Two young students at a prestigious prep school for girls are assailed by an evil, invisible power when they are stranded at the school over winter break. Starring Kiernan Shipka (Mad Men), Emma Roberts (American Horror Story) and Lucy Boynton.
The feature debut from writer-director Osgood Perkins is an atmospheric and darkly beautiful film that, in the tradition of so many great entries in the elevated-horror genre, doubles as an allegory about adolescence, identity, and belonging.
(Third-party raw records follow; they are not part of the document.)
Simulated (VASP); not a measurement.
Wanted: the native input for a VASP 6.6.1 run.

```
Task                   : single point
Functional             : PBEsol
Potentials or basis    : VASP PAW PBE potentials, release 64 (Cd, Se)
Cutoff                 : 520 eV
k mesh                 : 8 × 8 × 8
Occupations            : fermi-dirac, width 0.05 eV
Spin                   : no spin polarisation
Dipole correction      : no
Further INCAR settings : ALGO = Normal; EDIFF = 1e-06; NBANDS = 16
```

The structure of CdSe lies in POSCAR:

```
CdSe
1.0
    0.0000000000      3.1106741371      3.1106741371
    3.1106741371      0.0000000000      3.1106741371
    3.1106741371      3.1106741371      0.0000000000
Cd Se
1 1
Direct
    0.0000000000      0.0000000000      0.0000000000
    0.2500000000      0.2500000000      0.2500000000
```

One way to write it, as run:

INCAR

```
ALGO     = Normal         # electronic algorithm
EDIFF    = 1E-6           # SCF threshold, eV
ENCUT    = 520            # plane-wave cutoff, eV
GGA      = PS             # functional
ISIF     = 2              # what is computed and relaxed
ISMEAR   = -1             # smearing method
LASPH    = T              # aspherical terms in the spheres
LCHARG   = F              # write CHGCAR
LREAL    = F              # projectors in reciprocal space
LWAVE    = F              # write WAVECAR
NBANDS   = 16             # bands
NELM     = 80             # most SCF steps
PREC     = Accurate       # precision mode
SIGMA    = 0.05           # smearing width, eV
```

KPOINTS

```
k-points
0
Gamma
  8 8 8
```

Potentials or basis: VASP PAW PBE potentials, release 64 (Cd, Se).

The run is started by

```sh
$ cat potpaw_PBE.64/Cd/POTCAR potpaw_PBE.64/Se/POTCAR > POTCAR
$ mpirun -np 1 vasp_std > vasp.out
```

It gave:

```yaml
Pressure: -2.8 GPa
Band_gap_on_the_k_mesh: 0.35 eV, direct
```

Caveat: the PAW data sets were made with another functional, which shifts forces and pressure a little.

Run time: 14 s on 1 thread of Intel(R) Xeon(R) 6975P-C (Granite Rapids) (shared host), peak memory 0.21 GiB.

Kat (Kiernan Shipka, Mad Men) and Rose (Lucy Boynton) are in different grades at a prestigious prep school for girls, where they are stranded after their parents mysteriously fail to retrieve them for winter break. Meanwhile, a haunted young woman, Joan (Emma Roberts), makes a bloody pilgrimage across a frozen landscape toward the school. As Joan gets closer, Kat is plagued by increasingly terrifying visions, and Rose can only look on in horror as her younger schoolmate becomes possessed by an unseen evil force.
Perkins draws an elegant style and mood from the stately backdrop, yet he also builds a disturbing pitch as Kat and Rose's fates unravel and then intertwine.
What at first seems to be a coming-of-age story about two girls at different stages of maturation turns out to be an exploration of shocking and profound loss. The film has a deeply humanistic thread, and treats its fragile protagonists with tenderness even as it unleashes terror.
A sophisticated kind of scary, February will get at audiences' rawest emotions — evoking childhood dread and the ways in which our earliest encounters with loss can crack us open and leave us vulnerable to darkness.